The supporting industry of the textile and garment sector needs strong state backing, especially in terms of capital and policies to support the production of raw materials.

Source: Free Pics

High material costs

According to the Vietnam Textile and Apparel Association (VITAS), in the first seven months of 2022, production and business activities of textile and garment enterprises recorded favorable results, with total textile export turnover estimated at US$26.55 billion, up 16.5 percent over the same period in 2021.

However, Vietnamese enterprises are facing fierce competition with experienced textiles exporters to Pacific Rim markets of the Comprehensive and Progressive Agreement for Trans-Pacific Partnership (CPTPP) and to the EU, such as China, Bangladesh, Turkey, and India.
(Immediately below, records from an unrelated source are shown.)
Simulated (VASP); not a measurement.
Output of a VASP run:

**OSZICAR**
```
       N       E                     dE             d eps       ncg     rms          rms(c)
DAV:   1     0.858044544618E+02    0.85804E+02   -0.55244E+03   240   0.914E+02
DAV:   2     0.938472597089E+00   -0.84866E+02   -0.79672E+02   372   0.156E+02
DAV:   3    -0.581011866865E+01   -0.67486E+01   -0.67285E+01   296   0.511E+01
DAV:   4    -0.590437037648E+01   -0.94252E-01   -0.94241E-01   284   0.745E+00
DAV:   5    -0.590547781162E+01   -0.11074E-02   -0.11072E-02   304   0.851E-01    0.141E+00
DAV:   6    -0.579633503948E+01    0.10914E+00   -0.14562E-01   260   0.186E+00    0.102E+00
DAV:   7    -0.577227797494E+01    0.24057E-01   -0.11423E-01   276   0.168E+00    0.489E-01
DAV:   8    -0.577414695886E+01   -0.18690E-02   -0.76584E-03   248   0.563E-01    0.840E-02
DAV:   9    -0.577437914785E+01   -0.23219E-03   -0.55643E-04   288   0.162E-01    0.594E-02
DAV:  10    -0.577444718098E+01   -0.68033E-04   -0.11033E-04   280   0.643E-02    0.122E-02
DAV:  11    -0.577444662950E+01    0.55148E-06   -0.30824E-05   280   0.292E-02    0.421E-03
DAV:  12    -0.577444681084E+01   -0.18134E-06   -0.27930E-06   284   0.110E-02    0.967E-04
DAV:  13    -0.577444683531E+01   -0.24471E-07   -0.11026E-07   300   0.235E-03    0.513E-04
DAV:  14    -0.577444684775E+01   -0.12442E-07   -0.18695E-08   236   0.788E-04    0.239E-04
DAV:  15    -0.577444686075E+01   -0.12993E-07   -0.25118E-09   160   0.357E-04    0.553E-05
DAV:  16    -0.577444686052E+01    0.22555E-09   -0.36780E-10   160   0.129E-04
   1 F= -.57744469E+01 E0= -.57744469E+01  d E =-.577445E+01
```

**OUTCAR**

VITAS explained that Vietnam now has to import up to 80 percent of fabrics for garment exports and despite the great efforts of domestic enterprises, the dependence on imported raw materials remains high. During the first seven months of 2022, the total import turnover of textile materials and accessories was estimated at US$15.48 billion, a year-on-year increase of 7.9 percent. They included cotton, textile fibers, fabrics of all kinds, and raw materials for the textile, garment, leather, and shoe industries and were mainly imported from China.

According to some experts, the development of the textile and garment support industry is still facing difficulties because many localities are not interested in developing textile and dyeing projects due to environmental pollution concerns. In addition, the production of raw materials and accessories requires technology and capital, while many Vietnamese enterprises, especially small and medium sizes, lack sufficient resources.

Meanwhile, under the rules of origin imposed by new-generation free trade agreements (FTAs), yarns and fabrics must be produced in Vietnam, used in Vietnam, or in other members of the FTAs, in order to qualify for preferential taxes. This requires textile enterprises to form and develop an entire domestic value chain.

Industry development strategy

VITAS has urged the government to quickly approve the “Strategy for the development of the textile and footwear industries to 2030, with a vision to 2035” for the formation of large industrial parks with centralized wastewater treatment systems; advanced and green technologies to attract investment in textile dyeing, and ensure stable fabric supplies for garment export.

In its draft strategy, the Ministry of Industry and Trade (MoIT) proposed a number of solutions for technological innovation, especially in textile finishing stages to promote supporting industry for the textile industry.

Regarding development policies for the supporting industry, experts advise industrial parks to be linked with convenient roads to sea port systems, thereby reducing transportation costs and product prices. Financial mechanisms and tax incentives for investors in wastewater treatment systems should also be adopted.

In the industry development strategy, key regions and localities need to be clearly identified in the planning of industrial parks and of wastewater treatment plants to call for secondary investors in these stages.